Posted by: annmucc | June 24, 2010

Saint John with the Danes

The feast of St John the Baptist is celebrated on the 24th of June. However, in Denmark, it is the evening before, the 23rd, that is the most important. This is the time that they celebrate their midsummer, or Sankt Hans. The celebration seems to be quite a big deal to Danes, so yesterday Michael and I cycled (yes cycled!) over to the Danish YMCA to take part in the celebrations.

On arrival, uppermost on our things to do was of course food. We went over to the barbeque section where we had frikadeller, with potato salad and ‘normal’ salad. I must admit that ‘normal’ does not do it justice though! I am not the biggest fan of salads, but I really liked the one offered there.

Picnicking on Sankt Hans

We settled down to eat close to the bonfire that had been set up and relaxed a bit in the area. I must admit that I always find it surprising that whenever we’ve been to any Danish event practically no one talks to you. Even if you start a conversation, they say what they have to say and then go off. I find this strange as I would normally expect people to take an interest in the new people around. However, as Michael suggested, it could be that we have always been to the ‘big events’, so that there are so many people, including new people, that everyone sticks to their own group. In this case I didn’t mind it as much as it meant that Michael and I could sit and relax and chat about some projects without any rush.

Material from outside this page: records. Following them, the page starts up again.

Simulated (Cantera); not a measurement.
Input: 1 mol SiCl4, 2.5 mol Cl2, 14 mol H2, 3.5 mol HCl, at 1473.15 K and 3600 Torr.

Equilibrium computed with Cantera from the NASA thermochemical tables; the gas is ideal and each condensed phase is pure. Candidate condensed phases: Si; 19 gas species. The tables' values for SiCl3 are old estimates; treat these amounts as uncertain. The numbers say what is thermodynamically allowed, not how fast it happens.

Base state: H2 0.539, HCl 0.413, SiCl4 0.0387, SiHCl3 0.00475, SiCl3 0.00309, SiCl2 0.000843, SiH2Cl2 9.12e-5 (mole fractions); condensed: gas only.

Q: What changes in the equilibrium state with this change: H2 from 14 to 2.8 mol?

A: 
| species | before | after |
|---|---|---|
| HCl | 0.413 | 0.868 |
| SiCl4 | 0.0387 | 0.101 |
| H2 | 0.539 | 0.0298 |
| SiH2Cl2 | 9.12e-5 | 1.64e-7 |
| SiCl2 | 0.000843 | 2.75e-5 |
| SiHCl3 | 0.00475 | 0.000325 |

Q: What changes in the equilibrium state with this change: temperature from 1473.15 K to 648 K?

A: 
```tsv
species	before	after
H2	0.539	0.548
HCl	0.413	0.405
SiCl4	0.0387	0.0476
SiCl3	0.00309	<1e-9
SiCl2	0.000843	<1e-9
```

The real proceedings however started as the sun was close to setting. First up was an opera singer singing from a first floor window. I found this a bit weird  – not least for health and safety reasons…do they allow anything like this in H&S focussed UK?? I am pleased to inform you that the singer and her musicians survived wholly ;).

Singing in the Window

Next up was a speech…the traditional Sankt Has speech. The speech was given by a Danish priest who was in London for five years. Apparently she spoke about life after London…but I couldn’t understand anything as it was…of course…in Danish.

It was then the big moment…the lighting of the bonfire! The bonfire was built on a rocky bit in the middle of the garden, and had a witch placed on top – a tradition which started in the beginning of the 20th century. The whole thing really caught fire quickly, and after having been shivering a bit, and soon got warm…very warm…too warm? We then sung Midsummer song, or Midsommervise, before cycling back home.

The Bonfire

An enjoyable evening…even if I might not want to repeat it too often…unfortunately I don’t understand Danish!